Friday 26 August 2011

A month with Luna; my experience of working with a puma


Parque Jacj Cuisi, opened in 2008, is the newest of 3 Bolivian run parks under the organisation of  Comunidad Inti Wara Yassi (CIWY).  CIWY was established in response to the dilemma of what to do with wild animals who can not survive in the wild.  For the large part, these animals, ranging from monkeys to birds to wild cats, cannot be reintroduced into the wild as they have become wholly dependant on human care.  To some extent, they lose their instincts to survive.  The puma I worked with, Luna, had been in captivity for the main part of her life after her mother was poached.  Luna was then sold on the black market and has been with humans ever since.  She would find it both difficult and disorientating to be left to her devices in the wild.  Hence, the aim of CIWY is to try and give these animals as normal an existence as possible.  In the case of the pumas, each animal has its own cage, trails and territory.  The job of the volunteers is to walk and feed the pumas.  There are always two volunteers with a cat, one attached on a rope and the other as a support person.  By these means, we would try and encourage the pumas to walk as much as possible and keep a normal daily routine.  We also spent hours sitting waiting while they napped...  

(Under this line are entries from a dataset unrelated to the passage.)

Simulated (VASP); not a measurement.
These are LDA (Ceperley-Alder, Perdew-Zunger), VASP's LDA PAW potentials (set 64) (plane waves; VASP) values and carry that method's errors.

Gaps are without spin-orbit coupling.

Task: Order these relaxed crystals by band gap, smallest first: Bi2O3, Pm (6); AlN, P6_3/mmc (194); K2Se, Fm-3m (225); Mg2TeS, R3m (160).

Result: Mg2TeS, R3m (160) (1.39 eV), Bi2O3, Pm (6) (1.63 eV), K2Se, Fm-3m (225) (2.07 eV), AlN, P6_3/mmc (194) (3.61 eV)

Buzzing, panting, sqwuaking
And the bleep of a watch.
Rustling of pages
An alarm call sings from the tress
A cat sneeze.
Sighing, itching and the scribble of a pen. 

Chew chew of coca
An insect whines and padding of paws.

Pensive thought, admiration, intrigue.

Time spent in watch of a puma-
An illusion of serenity.
Snap and action
Someone moves and the spell is broken.

The puma paces, anxious.
Time to move. 


Over an hour from town, with no electricity, eating simply, sleeping on straw and bathing in the stream; its a simplistic way of life at Jacj Cuisi.  Waking at dawn to a misty haze of light and the far of groans of howler monkeys.  Brushing ones teeth beneath a brilliance of stars with fireflies illuminating the jungle.  Seldom did one miss the luxuries of modernity.  After a hard day in the jungle, everything and anything was a luxury. 

There is pleasure
In aching bones
In the lick from an animal
In floating in a stream
In living from nothing
And doing nothing but live. 

Working with a wild cat; it seems something that only those addicted to the extremes in life would consider.  I am anything but, and it was a string of coincidences that lead me there.  After an amicable but nevertheless life-shaking break-up whilst travelling, I felt compelled to re-evaluate and re-establish who I was.  My way of doing this took the form of throwing myself into situations with little thought for the consequences.  Some may call this reckless. I, on the other hand, rejoice for this frame of mind because it allowed me to accomplish things I never would have embarked had fear and reality come into the equation.  Throwing myself into the Bolivian Amazon to work with pumas seemed about the most challenging concoction I could come up with, so naturally, I was in.  With little thought as to the nature of such work, I turned up on a mission to prove to myself, and to others, my worth. 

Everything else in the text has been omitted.